It's interesting that YS decided to pressurize their 4 strokes long before they began supercharging them.

As the YS engines line was initially developed for pattern flying, the need for instantaneous throttle response was a given.

That is why YS and most other 4 stroke engine makers suggest you use either pump, crankcase or muffler pressure.

As for "complicating" things I must be missing something.

Every fuel tank requires at least 2 lines. One to provide the fuel and one to vent the tank. If you don't run muffler pressure then
the vent line STILL needs to go somewhere and unless your careful fuel will pour out of the vent line when the plane is in certain attitudes (such as inverted). Running muffler pressure completely prevents this and gives you something to do with the vent line to boot!!

Regarding the use of castor oil. As I stated in an earlier post, I read a lot about what it is I am doing at the time. This way I don't need to re-invent the wheel. I use and have been using a combination of synthetic and castor oil for over 32 years in literally hundreds of engines.

Go on the net and look up the writings of the most knowledgeable engine makers and developers. Clarence Lee, Dave Geirke, and the list is almost endless.

They ALL advocate the use of bean oil in both 2 and 4 stroke glo engines.

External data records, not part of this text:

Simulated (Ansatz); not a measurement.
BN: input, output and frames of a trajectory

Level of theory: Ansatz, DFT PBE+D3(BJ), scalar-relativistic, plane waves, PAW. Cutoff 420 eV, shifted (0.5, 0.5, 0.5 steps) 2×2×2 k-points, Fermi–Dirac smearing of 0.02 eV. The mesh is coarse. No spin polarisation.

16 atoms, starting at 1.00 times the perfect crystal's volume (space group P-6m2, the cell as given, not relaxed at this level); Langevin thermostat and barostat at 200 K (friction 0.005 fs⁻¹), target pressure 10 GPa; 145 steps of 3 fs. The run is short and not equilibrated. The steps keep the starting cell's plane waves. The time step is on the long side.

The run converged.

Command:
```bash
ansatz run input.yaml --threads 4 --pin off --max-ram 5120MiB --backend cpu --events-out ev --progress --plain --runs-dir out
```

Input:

Bean oil provides at least an additional 100 degrees F. of protection over any synthetic oil presently used in our engines.
No other substance know to man provides this protection and this is the main reason most of the notable engine Gurus recommend adding at least 2 ounces of Castor oil per gallon to any glo fuel that doesn't already have it in the ingredients.

Another important reason these same fellows suggest you use some bean oil in your fuel is the prevention of corrosion. Corrosion of the engine internals caused by the fact that Nitro actually attracts moisture. After run oil helps prevent this but I for one don't always take the time to use it after every run.


BTW: There is a subset of RCers that REALLY like to spend big money on our hobby and run their engines harder than any other group (except maybe pylon racers) The helicopter guys. And most of them DO NOT like to use ANY bean oil in their engines.

But ask one of the top chopper pilots just how often they rebuild or replace their engines. And it's a well know fact that this shortened engine life is primarily due to lubrication failure.

A quick note regarding pressure and helicopter engines.

EVERYBODY uses muffler or pump pressure on their helicopters. It is a MUST to have a reliable mixture during a run as they run their engines so close to the ragged edge that going slightly lean will destroy a $300.00 engine in a few seconds. And the only way to insure a consistent setting is with a pressurized fuel system of some sort.

Anyway, use what works for you but don't do it just because you want to be different or a 'rebel" . So many guys need to be different so they latch onto an idea that is different from the conventional wisdom in order to stand out in the crowd and be noticed. Maybe in hopes of others thinking them smarter than the rest.

I did that for years and it only cost me time and money. And to be honest I would ALWAYS go back to the way of conventional wisdom as soon as my ego allowed and my pocket book required!! I no longer "need" to be different and I sure don't need to re-invent the wheel every time out.

Go read and find out what really works, not what YOU want to work and then use it. I seem to have a lot more fun and a lot less stress by doing it this way!